A Fast Switched Backplane for a Gigabit Switched Router

McKeown presents a series of design decisions to allow high throughput between different ports on a network switch. He points to trends in router design towards more hardware, more parallelism, and fewer shared buses to reduce contention, and so argues that a switched backplane will be best because it reduces contention. His design consists of a star topology where each line card is connected to a single switch. The switch can connect pairs of cards, and so the challenge is to quickly form a matching between enqueued messages and receive buffers which minimizes latency and is fair. The algorithm he proposes is called iSLIP, and consists of multiple rounds of proposals after which the switch can choose a conflict-free match.

He is especially interested in reducing block; HOL (head of line) blocking is particularly problematic. To solve that, he introduces the VOQ, or virtual output queue where each card has multiple output queues, one for each other line card. In this scheme, a packet can never become blocked behind a packed destined for a different port. He also notes that a combination of queuing discipline (in the sense of more VOQs + priorities) has the same effect as more speedup (running the switch at a multiple of the line card speed.

This paper outlines the full design of a small switch; I thought it was an interesting read. The techniques he mentioned are probably still valid today, since a 16-way 2.4 Ghz switch is still a reasonable piece of hardware. It was light on details, and parts were confusing; the frequent note that the Cisco 12000 uses some of the techniques didn't actually contribute to the paper, because he does not go into detail other then the general design of that system.

Wednesday, September 17, 2008

Supporting Real-Time Applications

This second Clark, Shenker, and Zhang paper presents a queueing algorithm and architecture for differentiated services. The conceit is separating traffic into two classes, one with real-time requirements and one with more flexible latency requirements. To do so, they allow the network to make service commitments, essentially providing admission control and resource reservations. They also propose a new queuing discipline, FIFO+ to address sharing between flows.

This work seems incomplete, at best, to me. The authors mention off-hand that a pricing model will be essential to provide proper incentives for the system to work correctly, yet there is no discussion of how this would fit into the rest of the scheme. Even Shenker admits in his later paper that this work is particularly unmotivated; one does not get a sense that the complexity introduced here is necessary. Furthermore, the evaluation is lacking, given the incomplete architecture presented. The largest contribution may be the paper's identification of "predicted service" applications; it seems that all internet applications may enter this class by attempting to compute the network capacity available to them on the fly.

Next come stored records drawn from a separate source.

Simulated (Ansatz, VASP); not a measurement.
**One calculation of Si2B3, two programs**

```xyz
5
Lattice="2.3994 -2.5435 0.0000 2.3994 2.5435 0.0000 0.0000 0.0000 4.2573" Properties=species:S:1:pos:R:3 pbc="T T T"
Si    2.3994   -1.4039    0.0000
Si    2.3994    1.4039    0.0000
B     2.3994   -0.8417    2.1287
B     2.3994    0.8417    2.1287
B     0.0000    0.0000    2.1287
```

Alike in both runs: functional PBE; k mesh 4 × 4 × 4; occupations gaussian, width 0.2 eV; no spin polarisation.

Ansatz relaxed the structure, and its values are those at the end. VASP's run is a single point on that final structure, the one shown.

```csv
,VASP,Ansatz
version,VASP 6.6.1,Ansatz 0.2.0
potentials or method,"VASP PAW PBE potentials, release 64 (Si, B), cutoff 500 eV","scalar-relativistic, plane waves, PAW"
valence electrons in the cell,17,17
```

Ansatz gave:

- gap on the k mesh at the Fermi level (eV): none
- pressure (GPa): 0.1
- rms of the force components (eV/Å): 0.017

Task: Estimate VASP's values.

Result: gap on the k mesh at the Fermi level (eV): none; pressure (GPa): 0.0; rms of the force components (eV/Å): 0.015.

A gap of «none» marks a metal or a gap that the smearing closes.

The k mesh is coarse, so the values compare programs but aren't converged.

Fundamental Design Issues for the Future Internet

This 1995 paper by Scott Shenker takes a step back from the networking research of the day and tries to predict what architectural changes will be necessary for the Internet to scale into the next decade. At that time, the internet had about 3 million hosts and tens of thousands of web sites; its transition from academic curio to a piece of public infrastructure was well underway. The challenge he focuses on is Quality of Service (QoS) guarantees, with the driving applications of streaming audio and video. The architectural question behind these demands is the questions of weather or not new service models are necessary for these applications to succeed. While IP provides best-effort delivery, real-time applications might benefit from bounded latency. The solutions he explores are admission control and fair queuing within the network core.

He considers the alternatives and problems with a differentiated services model: the largest problem is fairness, in the sense that end users would have no incentive to request anything less then the best service, which would defeat the point of the service model. The only solution he proposes is the only one that probably has any chance of working: charging different service classes different amounts for their utilization. However, this paper does not seem to seriously believe this will emerge as an evolution of the internet. Shenker also seriously considers maintaining the existing best-effort service model while over provisioning the network to allow latency and bandwidth sensitive applications to perform well; footnote 12 where he contends that if "bandwidth does become extremely inexpensive, some of our design decisions will be altered. It might be preferable to merely add bandwidth rather then extend the service model." is prescient.

With the benefit of hindsight, it appears that internet architects may have overestimated the cost and difficulty of modifying the IP model; even the roughly contemporaneous IPv6 transition has yet to have a major impact. The basic conservatism of network operators and the choice between new, untested technology that might improve utilization versus a lot more of the old technology (more pipes) has so far been answered in favor of the well-understood solution of adding more bandwidth; moreover, with good results.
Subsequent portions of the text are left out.